Moneybox

On Spending, Why Won’t Republicans Take Yes for an Answer?

House Majority Leader Eric Cantor delivers remarks during a news conference on Capitol Hill on Feb. 13

Photo by Chip Somodevilla/Getty Images

Nice long Eric Cantor profile from Ryan Lizza is ably summarized by my colleague David Weigel, who observes that there’s a deep reason why Cantor’s bets on rejecting compromise keep not paying off: “The idea that you can be a deficit hawk while ruling out any tax increase, ever, is politically and mathematically untenable.”

What I don’t understand, and what I think reams of congressional reporting haven’t yet explained adequately, is why Republicans are ruling out any tax increase. If you think back to the failed grand bargain talks, Obama was offering a bigger spending cut than House Republicans were proposing, but the GOP preferred an equilibrium with higher spending and lower taxes to one with lower spending and higher taxes. That’s a sensible preference ranking for a movement that’s deeply invested in Old Keynesian ideas about countercyclical fiscal policy, but it wasn’t Paul Krugman who rejected the Obama austerity package—it was John Boehner and Eric Cantor.

Had Mitt Romney won in 2012, nothing about having agreed to a tax hike as part of a big spending deal with Obama would have prevented them from turning around and cutting taxes. And in the long run, every dollar that’s spent ends up needing to be paid for. Accepting high spending as the price you need to pay for low taxes makes no sense outside a narrow stimulus context.

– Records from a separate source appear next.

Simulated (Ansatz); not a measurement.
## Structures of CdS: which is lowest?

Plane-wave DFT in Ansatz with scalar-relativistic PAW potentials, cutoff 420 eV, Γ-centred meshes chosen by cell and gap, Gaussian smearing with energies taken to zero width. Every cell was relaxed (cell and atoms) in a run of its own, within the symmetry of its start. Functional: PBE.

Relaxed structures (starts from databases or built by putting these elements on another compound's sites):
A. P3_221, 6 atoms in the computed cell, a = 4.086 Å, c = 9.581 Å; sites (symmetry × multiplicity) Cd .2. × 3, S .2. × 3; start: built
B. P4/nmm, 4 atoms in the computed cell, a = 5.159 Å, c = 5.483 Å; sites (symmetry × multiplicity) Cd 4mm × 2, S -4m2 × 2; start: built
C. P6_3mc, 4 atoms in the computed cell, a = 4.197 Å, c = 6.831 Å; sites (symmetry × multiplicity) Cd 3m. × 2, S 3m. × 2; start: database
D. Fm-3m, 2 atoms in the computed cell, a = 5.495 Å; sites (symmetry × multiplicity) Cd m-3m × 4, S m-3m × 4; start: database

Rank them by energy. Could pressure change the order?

And I’ve never seen a Republican leader really challenged to explain his view on this. When asked why they reject a grand bargain, Republicans seem to answer the question: Why do you prefer an all-cuts strategy? But that’s not the question. Nobody gets what they want in politics. What they do is strike deals to advance their objectives. If you say your top objective is spending cuts, and the president of the United States says he’ll give you spending cuts—huge ones—if you agree to tax increases, then the natural thing is to say yes to the deal. If he says he wants you to stand on your hand and recite the Pledge of Allegiance instead, that’s what you do. But that’s not what he’s asking. He’s asking for tax hikes to give himself some political cover. And Republicans won’t take yes for an answer. But why? I can speculate and so can you, but I’d love to really hear and understand what the thinking is.